Hank Long, a buddy of mine who happens to be the director of the Englewood Public Library, sent me a provocative trio of articles about reading.

The articles included, "The End of Literacy? Don't Stop Reading," by Howard Gardner; "Not Reading An Iota in America," by Randy Salzman; and "The Dumbing Of America: Call Me a Snob, but Really, We're a Nation of Dunces," by Susan Jacoby. All appeared in the Washington Post on February 17, 2008 (and elsewhere).

Gardner notes that every time there's a big change in media, the leading lights of the day both celebrate the human gain, and mourn the human loss. Plato, for instance, arguably one of the masters of the trendy new art of writing, "feared that written language would undermine human memory capacities (much in the same way that we now worry about similar side effects of 'Googling')."

Theologians also worried about literacy. Back in the 15th century, people started reading the Bible themselves, instead of asking priests to interpret it. One of the consequences of literacy was the Protestant revolution.

On the other hand, libraries preserved the stories, both myth and history, that would otherwise have been lost. Literacy encoded learning.

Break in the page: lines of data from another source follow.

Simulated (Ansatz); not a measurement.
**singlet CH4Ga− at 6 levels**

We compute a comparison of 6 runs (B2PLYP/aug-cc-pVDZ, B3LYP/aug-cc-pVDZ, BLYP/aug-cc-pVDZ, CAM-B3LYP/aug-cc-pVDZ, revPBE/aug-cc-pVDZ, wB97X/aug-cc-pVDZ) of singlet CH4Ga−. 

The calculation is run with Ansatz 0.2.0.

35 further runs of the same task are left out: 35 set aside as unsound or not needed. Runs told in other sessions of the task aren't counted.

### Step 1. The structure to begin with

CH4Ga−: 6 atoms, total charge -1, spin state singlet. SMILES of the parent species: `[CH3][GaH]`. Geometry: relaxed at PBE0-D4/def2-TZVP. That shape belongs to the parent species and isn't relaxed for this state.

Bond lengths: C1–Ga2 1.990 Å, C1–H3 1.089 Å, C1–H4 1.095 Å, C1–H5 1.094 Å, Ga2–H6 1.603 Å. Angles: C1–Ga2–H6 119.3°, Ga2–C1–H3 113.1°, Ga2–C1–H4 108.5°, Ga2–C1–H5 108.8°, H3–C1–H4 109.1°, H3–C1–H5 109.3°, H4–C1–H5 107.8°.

Salzman, meanwhile, wrote about sitting in a juvenile court waiting room, a place without books, where the dispirited parents and children sat staring, vacant. As for himself, Salzman had brought, "Reading Lolita in Tehran." It was about Muslim women in Iran who read -- and by reading, faced being jailed, beaten or raped.

Salzman recalls "Charlottesville bookstore owner Kay Allison and her wonderful work in Virginia with 'Books Behind Bars,' a prison book-donation program. Allison says she gets about 20 letters every day from prisoners who write to her in awkward block letters, desperately seeking books. Every day. Using their literal 'down time,' they seek to recover reading and thinking and connecting to the world outside -- not unlike the women in 'Reading Lolita.'"

Finally, here's an arresting passage from Susan Jacoby:

"People accustomed to hearing their president explain complicated policy choices by snapping 'I'm the decider' may find it almost impossible to imagine the pains that Franklin D. Roosevelt took, in the grim months after Pearl Harbor, to explain why U.S. armed forces were suffering one defeat after another in the Pacific. In February 1942, Roosevelt urged Americans to spread out a map during his radio 'fireside chat' so that they might better understand the geography of battle. In stores throughout the country, maps sold out; about 80 percent of American adults tuned in to hear the president."

Here's the kicker: "According to a 2006 survey by National Geographic-Roper, nearly half of Americans between ages 18 and 24 do not think it necessary to know the location of other countries in which important news is being made. More than a third consider it 'not at all important' to know a foreign language, and only 14 percent consider it 'very important.'"

Jacoby's point is that Americans barely have any attention span left. She blames video.

She cites a Harvard study that "between 1968 and 1988, the average sound bite on the news for a presidential candidate -- featuring the candidate's own voice -- dropped from 42.3 seconds to 9.8 seconds. By 2000, according to another Harvard study, the daily candidate bite was down to just 7.8 seconds."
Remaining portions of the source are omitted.